And that’s fortunate because now, more than ever, we need to work collaboratively to better understand our customers’ changing needs and take aggressive action to profitably meet those needs. Indeed, the necessity to work across traditional boundaries with like-minded people to achieve shared goals and the benefit from doing so have never been greater. But how do you truly evaluate which relationships are the right relationships to develop and nurture?
This book identifies and describes how you build, measure, and manage successful collaborative relationships. We call this skill Purposeful Collaboration and have methodically spelled out the step-by-step process it follows. Further, we have used the detailed description of that process to develop several analog and digital tools that, when coupled with your growing understanding, empower you to successfully build and maintain collaborative relationships.

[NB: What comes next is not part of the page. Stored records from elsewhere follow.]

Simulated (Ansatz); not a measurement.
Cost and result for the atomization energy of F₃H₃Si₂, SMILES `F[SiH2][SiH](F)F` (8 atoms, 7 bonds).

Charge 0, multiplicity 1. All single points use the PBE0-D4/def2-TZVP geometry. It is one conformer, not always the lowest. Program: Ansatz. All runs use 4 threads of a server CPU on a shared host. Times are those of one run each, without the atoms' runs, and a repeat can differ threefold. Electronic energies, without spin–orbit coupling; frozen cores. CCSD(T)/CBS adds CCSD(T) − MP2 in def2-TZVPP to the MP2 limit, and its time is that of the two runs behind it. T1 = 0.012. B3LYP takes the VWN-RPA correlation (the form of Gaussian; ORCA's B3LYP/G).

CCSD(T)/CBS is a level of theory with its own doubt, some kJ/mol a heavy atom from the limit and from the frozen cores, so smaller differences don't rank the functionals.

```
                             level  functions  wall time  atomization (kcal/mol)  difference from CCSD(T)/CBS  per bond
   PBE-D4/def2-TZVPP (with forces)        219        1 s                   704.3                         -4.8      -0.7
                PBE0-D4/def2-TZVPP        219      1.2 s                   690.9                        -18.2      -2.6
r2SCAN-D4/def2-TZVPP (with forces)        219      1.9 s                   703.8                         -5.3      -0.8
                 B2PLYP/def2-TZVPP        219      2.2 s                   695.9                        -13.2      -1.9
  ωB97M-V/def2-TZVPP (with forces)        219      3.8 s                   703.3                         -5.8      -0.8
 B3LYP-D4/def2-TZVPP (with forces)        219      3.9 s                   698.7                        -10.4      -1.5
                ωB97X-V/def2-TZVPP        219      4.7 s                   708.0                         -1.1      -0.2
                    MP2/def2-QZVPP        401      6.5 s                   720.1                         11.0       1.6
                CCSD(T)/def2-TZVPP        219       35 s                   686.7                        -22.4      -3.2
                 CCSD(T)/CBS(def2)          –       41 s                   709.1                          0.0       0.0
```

Once you have developed the ability to trade in relationship currencies, you can focus your limited resources on those relationships that provide you the greatest benefit and offer the fastest return. Very simply, it’s how you do business in the era of collaborative business.
Customer Reviews
Business rules are now changing for the better!
Finally, an innovative method for entrepreneurs and business professionals alike. It's about time someone has come up with a method that makes sense.
Shuman and Twombly have developed and innovative method for measuring and managing the value in your business relationships. It sounds obvious at first however; their methodology shows you how to systematically work towards making each interaction a win-win situation.
This method is of significant value for entrepreneurs. In today's economy start-ups are having a hard time obtaining funding. Everyone Is A Customer show how entrepreneurs can start-up a business with less money than one would expect.
Business professionals will also receive value from this as the traditional way of doing business has died. More companies need to be customer focused and this can only be achieve by win-win relationships between your company's community and their customers.
I highly recommend reading this book, as it will open your eyes to a different yet common sense way of doing business.
Breakthrough Perspectives on "The Customer"
Two of the most celebrated teams were comprised of the animators at the Disney Studies who produced the first feature-length animated film (Snow White and the Seven Dwarfs) and the team of physicists at Los Alamos who designed the first atomic bomb (dropped above Hiroshima and then Nagasaki). Most other teams receive no publicity although what they contribute is of great importance to their respective organizations. With the assistance of David Rottenberg, Jeffrey Shuman wrote The Rhythm of Business in which he asserts that each organization evolves in often unpredictable ways and to an extent takes on a life of its own. The challenge for decision-makers is to recognize that "rhythm" and then ensure that everyone involved is in "harmony" with it. Later, again assisted by Rottenberg, Shuman co-authored Collaborative Communities with Janice Twombley. In it, they correctly explain why and how communication, cooperation, and collaboration are essential to the effectiveness of teamwork. No news there. What differentiates their book from so many others is that they define "community" so as to include literally anyone who is directly and even indirectly associated with a given organization.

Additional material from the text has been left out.